WASHINGTON, DC – U.S. Senator Bob Menendez (D-NJ), a senior member of the Senate Banking Committee, today issued the following statement after the Securities and Exchange Commission (SEC) voted 3-2 to adopt the CEO-to-Worker Pay Ratio rule, a Menendez-authored mandate in the Dodd-Frank Wall Street Reform Act of 2010 requiring public companies to disclose the ratio of their CEO’s total compensation to their median worker’s compensation.

“Today, after five years of delays, I am pleased to see the SEC take the final step to clear the way for the CEO-to-Worker Pay Ratio to become a reality. While this common-sense proposal never should’ve fallen victim to controversy, today’s rule is an important step towards fairness and transparency. The CEO-to-Worker Pay Ratio will provide a valuable tool for investors who have every right to weigh this important metric in their investment decisions.

“I plan to closely review the rule to ensure that it strikes the right balance between flexibility and accountability, and that provisions intended to facilitate compliance do not open up loopholes.”

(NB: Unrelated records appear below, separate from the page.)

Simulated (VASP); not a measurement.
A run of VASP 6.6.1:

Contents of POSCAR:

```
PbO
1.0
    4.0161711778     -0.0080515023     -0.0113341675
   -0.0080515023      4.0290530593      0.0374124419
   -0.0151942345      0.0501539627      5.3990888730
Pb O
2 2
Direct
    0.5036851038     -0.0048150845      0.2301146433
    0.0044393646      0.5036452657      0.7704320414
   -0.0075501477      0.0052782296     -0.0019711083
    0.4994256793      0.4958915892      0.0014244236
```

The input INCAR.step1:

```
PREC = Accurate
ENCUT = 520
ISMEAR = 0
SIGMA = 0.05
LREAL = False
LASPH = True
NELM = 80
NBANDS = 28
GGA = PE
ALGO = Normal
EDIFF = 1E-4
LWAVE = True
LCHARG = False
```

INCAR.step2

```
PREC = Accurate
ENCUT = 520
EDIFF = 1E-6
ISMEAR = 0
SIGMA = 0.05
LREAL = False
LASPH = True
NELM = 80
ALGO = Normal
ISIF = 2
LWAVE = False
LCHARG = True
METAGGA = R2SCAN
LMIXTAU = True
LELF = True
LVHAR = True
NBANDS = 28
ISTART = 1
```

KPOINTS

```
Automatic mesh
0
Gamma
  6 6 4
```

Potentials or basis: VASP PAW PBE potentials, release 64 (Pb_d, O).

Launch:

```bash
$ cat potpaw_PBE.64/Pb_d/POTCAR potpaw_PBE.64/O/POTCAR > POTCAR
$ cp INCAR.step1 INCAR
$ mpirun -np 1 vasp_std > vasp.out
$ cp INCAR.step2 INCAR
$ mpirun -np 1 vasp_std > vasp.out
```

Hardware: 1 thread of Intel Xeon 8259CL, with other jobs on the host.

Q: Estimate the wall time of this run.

“By implementing this CEO-to-Worker Pay Ratio disclosure rule, we’ll fulfill a key enforcement tool of the Wall Street Reform Act aimed at injecting transparency, promoting fairness in Corporate America and restoring sanity to runaway executive pay. Big corporations who insist on top-heavy compensation models will no longer be able to hide from the shareholders.”

“We have middle class Americans who have gone years without seeing a pay raise, while CEO pay is soaring. This simple benchmark will help investors monitor both how a company treats it average workers and whether its executive pay is reasonable. I urge the SEC to make up for lost time by expeditiously implementing this important provision without further delays.”

A 2014 study by the Economic Policy Institute found that chief executive pay, as a multiple of typical worker’s pay, increased exponentially from an average of 20 times in 1965 to 295.9 in 2013.

Senator Menendez authored the provision requiring disclosure of the ratio, which was included as Section 953(b) of the Dodd-Frank Wall Street Reform and Consumer Protection Act. While there was no deadline by which the rule must be finalized, some companies fought against it, claiming it increases compliance costs and is overly burdensome. Menendez has led the effort in calling on the Commission to issue the rules needed to implement the requirement since the law passed five years ago, including letters in 2011, 2012, 2013, and 2014.